A story about a lonely man5/10

Taxi Driver is one of the best films ever made. This is one of those films that you do not get tired of seeing and every time you watch it you realize a little detail that you have not seen before. Excellent actors, a good director, an impressive soundtrack and a real story are the main appeals of this film.

This film is about loneliness, about the isolation of a man in a society full of scum. His objective is to finish with the scum of the streets. The story uses a taxi driver as a metaphor of loneliness and it has some kind of irony because we can see that a city which is full of people can be the most lonely place for a man. The long nights in the city, the night environment full of whores, junkies, pimps and thieves are the main elements of the world in which Travis Bickle lives. Travis is an misunderstood guy who is seeking desperately for some kind of company because as he says 'loneliness has followed me all my life, everywhere' but at the same time he seems not to do anything to avoid his situation and it is seen when he goes with Betsy (Cybill Shepherd) to a porn cinema. At the end of the film the character makes real his most violent fantasies, with a look of certain soldiers from Vietnam, and he behaves like this because of his loneliness, his alienation and because he does not find any sense to his life. The violent behaviour becomes Travis into a hero, although he had killed many people and he could do it again. Although he acts with an extreme violence the spectator understand him and the reasons why he acts that way. The soundtrack of the film, which is composed by Bernard Herrmann, inspires some kind of loneliness and sometimes it is absolutely terrifying like in a horror film. This music and the slow camera showing the streets help to introduce the spectator into the world of Travis, to know what he is thinking about.

In general I cannot say any negative aspect of this film because I have not found anything bad. Although it is a film of the 70s it is not an old-fashioned movie because the essence of the story, the reality that is shown on it, can be perfectly referred to the current society. This film has the privilege of having made famous the sentence ‘You talking' to me? You talking' to me?' which will remain in the history of cinema. This is an authentic masterpiece.
Disturbing, powerful, relevant, important10/10

A towering classic of American cinematic power. Martin Scorsese teams up with one of the most intense actors of that time to create a masterpiece of urban alienation. Paul Schrader's magnificent script paints a portrait of loneliness in the largest city of the world. Travis never once enters into a meaningful relationship with any character anywhere in the film. He is the most hopelessly alone person I've ever encountered on film.
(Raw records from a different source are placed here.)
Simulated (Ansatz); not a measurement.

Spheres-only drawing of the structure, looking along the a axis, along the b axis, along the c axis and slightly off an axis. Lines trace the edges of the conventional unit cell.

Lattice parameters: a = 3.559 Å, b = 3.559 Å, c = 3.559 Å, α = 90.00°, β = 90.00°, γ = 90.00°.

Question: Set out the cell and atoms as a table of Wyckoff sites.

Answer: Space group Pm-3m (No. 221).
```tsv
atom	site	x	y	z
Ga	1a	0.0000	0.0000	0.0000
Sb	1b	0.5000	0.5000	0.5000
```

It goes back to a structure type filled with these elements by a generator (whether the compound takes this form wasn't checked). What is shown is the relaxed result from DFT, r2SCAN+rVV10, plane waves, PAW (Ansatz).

He is alone with his thoughts, and his thoughts are dark ones. The film fools you on a first viewing. Is Travis an endearing eccentric? Sure, he's odd, but he's so polite, and he's got a quirky sense of humor. His affection for Betsy is actually rather endearing. But on a second view, you see it for what it is. The audience comes to see Travis's psychosis gradually, but there's actually far less development than one might think. When he talks about cleaning up the city, the repeat viewer knows he doesn't mean some sort of Giuliani-facelift. This is less a film about a character in development as it is a kind of snapshot. To be sure, it takes the stimulus to provoke the response, but does that imply some kind of central change in the character?

Tremendous supporting roles are brought to life through vivid performances by Keitel and Foster especially. Shepard's character, Betsy, is little more than a foil to highlight Travis's utter alienation from society, but she is still impeccably portrayed. With only two scenes that don't center on Travis, it is unavoidably De Niro's show. The life with which the supporting cast imbues their characters is a credit to themselves, and to the director's willingness to let the film develop from the intersection of diverse ideas and approaches. What would the plot lose by eliminating the Albert Brooks character (Tom)? Nothing at all. He makes almost no impact on Travis's life, which is where the plot lives. But his inclusion makes the film as a whole much richer and fuller.

As a piece of American cinema history, this film will live forever. But far more important than that, this film will survive as a universal, ever-relevant examination of the workings of the alienated mind. The story doesn't end when the credits roll. We know Travis will snap again. But the story doesn't end with Travis either. It continues today in the cities and in the schools. The film is about the brutal power of the disaffected mind.

This film didn't cause the incidents in Colombine, or Hawaii, or Seattle, or wherever you care to look, even with all of its disturbing images of violence. It didn't cause those things. It predicted them.
Diary of a madman10/10
The script of "Taxi Driver" is built like a diary, the diary of a very ordinary guy who gets hired as a night taxi driver back from Vietnam, because he can't sleep at night. A very ordinary guy who tries to break his isolation, but can't, while violence accumulates inside him. One of those unnoticed people with dark things on their mind, one of those who break up the news one day with some extraordinary outburst of rage, to fall back immediately into anonymity.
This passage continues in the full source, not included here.